With no common political values or worldview, relations between the U.S. and Russia will struggle to improve in the wake of the Ukraine crisis.

0 comments

Estimated reading time: 5 minutes

Ruth Deyermond 80x108After President Obama entered office in 2009, his administration launched a ‘reset’ of relations with Russia, with the aim of forming stable and cooperative relationship. Ruth Deyermond writes that the collapse in relations between the two countries following the Russian annexation of Crimea, and Russian military involvement in the Eastern Ukrainian conflict, is precisely what the reset was designed to prevent. She argues that the previous cooperation between Russia and the USA had been on matters of limited importance to both countries. This, combined with weak economic ties, and a lack of common values has made the relationship vulnerable to shocks such as Ukraine, and acts as block to re-establishing meaningful cooperation in the future. 

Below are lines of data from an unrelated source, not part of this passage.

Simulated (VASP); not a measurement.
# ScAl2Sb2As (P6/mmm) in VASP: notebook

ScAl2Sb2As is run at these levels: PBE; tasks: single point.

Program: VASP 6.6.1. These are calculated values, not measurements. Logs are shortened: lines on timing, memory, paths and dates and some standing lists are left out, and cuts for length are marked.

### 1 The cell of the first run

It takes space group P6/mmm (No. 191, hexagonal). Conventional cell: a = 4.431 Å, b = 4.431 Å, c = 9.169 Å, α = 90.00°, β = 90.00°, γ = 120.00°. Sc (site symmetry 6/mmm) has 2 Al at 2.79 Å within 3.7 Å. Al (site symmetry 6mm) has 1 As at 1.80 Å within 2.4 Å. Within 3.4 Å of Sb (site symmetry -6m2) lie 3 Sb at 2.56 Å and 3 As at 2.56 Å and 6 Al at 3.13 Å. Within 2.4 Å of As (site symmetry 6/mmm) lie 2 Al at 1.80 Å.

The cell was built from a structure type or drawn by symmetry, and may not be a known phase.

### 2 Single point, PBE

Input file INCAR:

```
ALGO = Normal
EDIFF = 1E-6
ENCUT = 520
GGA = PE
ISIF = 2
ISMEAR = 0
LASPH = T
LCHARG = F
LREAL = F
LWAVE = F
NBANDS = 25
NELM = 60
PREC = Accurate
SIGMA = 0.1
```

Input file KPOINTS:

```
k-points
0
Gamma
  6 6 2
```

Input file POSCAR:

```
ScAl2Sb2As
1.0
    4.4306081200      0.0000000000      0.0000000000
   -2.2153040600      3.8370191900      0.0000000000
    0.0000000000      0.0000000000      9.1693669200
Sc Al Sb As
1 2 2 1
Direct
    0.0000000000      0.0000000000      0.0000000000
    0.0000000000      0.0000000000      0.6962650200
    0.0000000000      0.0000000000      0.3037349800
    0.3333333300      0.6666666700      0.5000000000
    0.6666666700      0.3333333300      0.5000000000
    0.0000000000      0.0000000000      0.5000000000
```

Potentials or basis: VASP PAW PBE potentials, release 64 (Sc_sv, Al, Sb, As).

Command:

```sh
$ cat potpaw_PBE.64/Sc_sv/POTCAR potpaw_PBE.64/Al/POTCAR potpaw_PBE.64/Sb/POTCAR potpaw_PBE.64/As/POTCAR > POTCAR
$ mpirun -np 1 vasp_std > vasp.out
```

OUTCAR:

Despite a serious effort by the Obama administration to permanently ‘reset’ the relationship with Russia, the crisis in Ukraine has pushed relations between Washington and Moscow to their lowest level for nearly 30 years, with no obvious route back. How has it come to this, when both states appeared committed to a different relationship?

When the Obama administration launched a reset of relations with Russia as its first major foreign policy initiative in 2009, it signalled an intention to stabilise one of the most turbulent relationships in the post-Cold War period. Over the last quarter of a century, US-Russia relations have swung between periods of cooperation and alignment, through relative neglect, into hostility, and back again. Earlier low points such as the Kosovo conflict in 1999 and the 2008 Russia-Georgia war, when the George W. Bush administration had contemplated military involvement in support of Georgia, demonstrated the need for a stable, cooperative relationship between the US and Russia both for the sake of global security and to facilitate the US’s foreign policy agenda which Russia – as a permanent member of the United Nations Security Council and a key security player in the European and Central Asian regions – had the ability to disrupt significantly.

Attempts by previous administrations to improve the relationship had been both short-lived (neglected when other, more immediate, priorities surfaced) and based on unrealistic claims of shared values. In 2002, for example, George W. Bush had declared that  ‘’the partnership of America and Russia will continue to grow, based on the foundation of freedom and […] democratic values we hold dear’; within a few years, actions such as the Russian government’s crackdown on foreign NGOs and Russian military action in Georgia made this unthinkable.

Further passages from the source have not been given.